According to Fred Kofman (Author of Conscious Business) the effort to improve meetings must start with the “what.” No matter how efficiently you meet about the wrong things, they are still the wrong things to meet about.
"I have sat in hundreds of bad meetings: no goals, no agenda, no preparation, no documents, no schedule, no minutes, no action items, no follow-up, and so on. We all hate these meetings. We all want to improve them" says Kofman.
He suggests a way to cut your meeting time is not by meeting about the same things faster, but by meeting about fewer things. This recommendation has reduced meeting time by 90% in one of his clients.
This does not mean that you can do the work in 10% of the time. You have to devote significant out-of-meeting effort to resolve the issues, but working more efficiently, enjoying a happier mood, and achieving better results.
What’s The Secret?
Kofman says "the only goal for a meeting is “to decide and commit.” No other objective is worth meeting for"
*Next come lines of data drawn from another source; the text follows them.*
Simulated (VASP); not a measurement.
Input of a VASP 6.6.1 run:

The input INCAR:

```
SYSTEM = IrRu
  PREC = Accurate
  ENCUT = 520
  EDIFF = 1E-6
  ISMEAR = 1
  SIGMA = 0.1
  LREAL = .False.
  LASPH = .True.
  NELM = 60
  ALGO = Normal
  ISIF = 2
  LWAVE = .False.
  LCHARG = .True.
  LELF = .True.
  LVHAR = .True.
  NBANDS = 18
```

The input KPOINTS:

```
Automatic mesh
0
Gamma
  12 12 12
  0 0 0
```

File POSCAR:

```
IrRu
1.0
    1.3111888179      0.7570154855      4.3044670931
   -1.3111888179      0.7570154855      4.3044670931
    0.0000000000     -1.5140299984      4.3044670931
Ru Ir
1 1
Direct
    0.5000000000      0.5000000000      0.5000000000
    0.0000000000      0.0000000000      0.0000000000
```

- No meetings to “discuss.”
- No meetings to “update.”
- No meetings to “review.”
- No meetings to “inform.”
- No meetings to “report.”
- No meetings to “present.”
- No meetings to “check.”
- No meetings to “dialogue.”
- No meetings to “evaluate.”
- No meetings to “connect.”
- No meetings to “think.”
- No meetings to “consider.”
- No meetings to “educate.”
- No meetings to anything but “decide and commit.”
Of course, in order to decide and commit it is necessary to share information, monitor progress, provide updates, review materials, discuss ideas, analyze options, and evaluate costs and benefits. These are very reasonable ways to spend the time of a meeting.
But those are intermediate goals; the final goal is to perform. And to perform effectively a team needs to decide intelligently, commit resolutely, and execute impeccably. A good meeting focuses on the first two, in order to accomplish the third.
According to Kofman many teams practice “voodoo management.” They believe that talking about an issue is enough to (magically) solve it. They take pride of “working” on something while they only express opinions about what “ought to be done.” There is no action without commitment. Not surprisingly, everybody feels frustrated because the issue remains unsolved “after all the time we spent talking about it.”
Kofman goes onto say unless the meeting may lead people to act in a different way they would have acted had they not had the meeting, its value is zero—no matter how efficiently the meeting is run.
The Acid Test
Fred Kofman suggests the following acid test, Pick a red marker and search your agenda for terms such as “discuss,” “update,” “review,” and other non-decisive verbs. Cross them out and see what is left.
Then put any remaining item through the following three-question test:
- “What will we do differently if we succeed in this meeting?”
- “Why do we need to meet to accomplish this?”
- “How will this help us further the goal of the team?”
I bet that 90% of your meeting time goes away".